[LLVMdev] TargetRegisterInfo and "infinite" register files

[Villmow, Micah]

Justin,
We have the same issue with the AMDIL code generator. We tried #1, but there are passes after register allocator that don't like virtual registers. #3 could be done by having the two spill functions [load|store]Reg[From|To]StackSlot keep track of the FrameIndex to register mapping internally, but again, more of a hack than a proper solution.

My solution was to just create a very large register file, 768 registers, that no sane kernel would ever reach and then do register allocation within that. A simple script that is run at compile time to generate the tables into a separate .td file and have that included in the necessary locations is all that is needed so it doesn't bloat the code.

Micah
From: llvmdev-bounces at cs.uiuc.edu [mailto:llvmdev-bounces at cs.uiuc.edu] On Behalf Of Justin Holewinski
Sent: Monday, May 16, 2011 6:52 AM
To: LLVM Developers Mailing List
Subject: [LLVMdev] TargetRegisterInfo and "infinite" register files

Currently, the TableGen register info files for all of the back-ends define concrete registers and divide them into logical register classes.  I would like to get some input from the LLVM experts around here on how best to map this model to an architecture that does *not* have a concrete, pre-defined register file.  The architecture is PTX, which is more of an intermediate form than a final assembly language.  The format is essentially three-address code, with "virtual" registers instead of "physical" registers.  After PTX code generation, the PTX assembly is compiled to a device binary with a proprietary tool (ptxas) that does final register allocation (based on device and user constraints).  However, exploiting register re-use at the LLVM/PTX level has shown performance improvement over blindly using a new "physical" register for each def and letting ptxas figure out all of the register allocation details, so I would like to take advantage of the LLVM register allocation infrastructure if at all possible.

Generally stated, I would like to solve the register allocation problem as "allocate the minimum number of registers from an arbitrary set without spill code" instead of the more traditional "allocate the minimum number of registers from a fixed set."
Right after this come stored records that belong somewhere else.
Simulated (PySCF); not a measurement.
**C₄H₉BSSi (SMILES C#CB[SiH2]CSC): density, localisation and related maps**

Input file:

The current implementation defines an arbitrary set of registers that the register allocator can use during code-gen.  This works, but is not scalable.  If the register allocator runs out of registers, spill code must be generated.  However, the "optimal" solution in this case would be to extend the register file.  A few alternatives I have come up with are:

 1.  Bypass register allocation completely and just emit virtual registers,
 2.  Remove register definitions from the TableGen files and create them at run-time using the virtual register counts as an upper bound on the number of registers needed, or
 3.  Keep a small set of pre-defined physical registers, and craft spill code that really just puts a new register definition in the final PTX and copies to/from this register when spilling/restoring is needed
I hesitate to use (1) or (3) as they rely too heavily on the final ptxas tool to perform reasonable register allocation, which may not lead to optimal code.  Option (2) seems promising, though I worry about the feasibility of the approach.  Specifically, I am not yet sure if generating TargetRegisterInfo and TargetRegisterClass instances on-the-fly will fit into the existing architecture.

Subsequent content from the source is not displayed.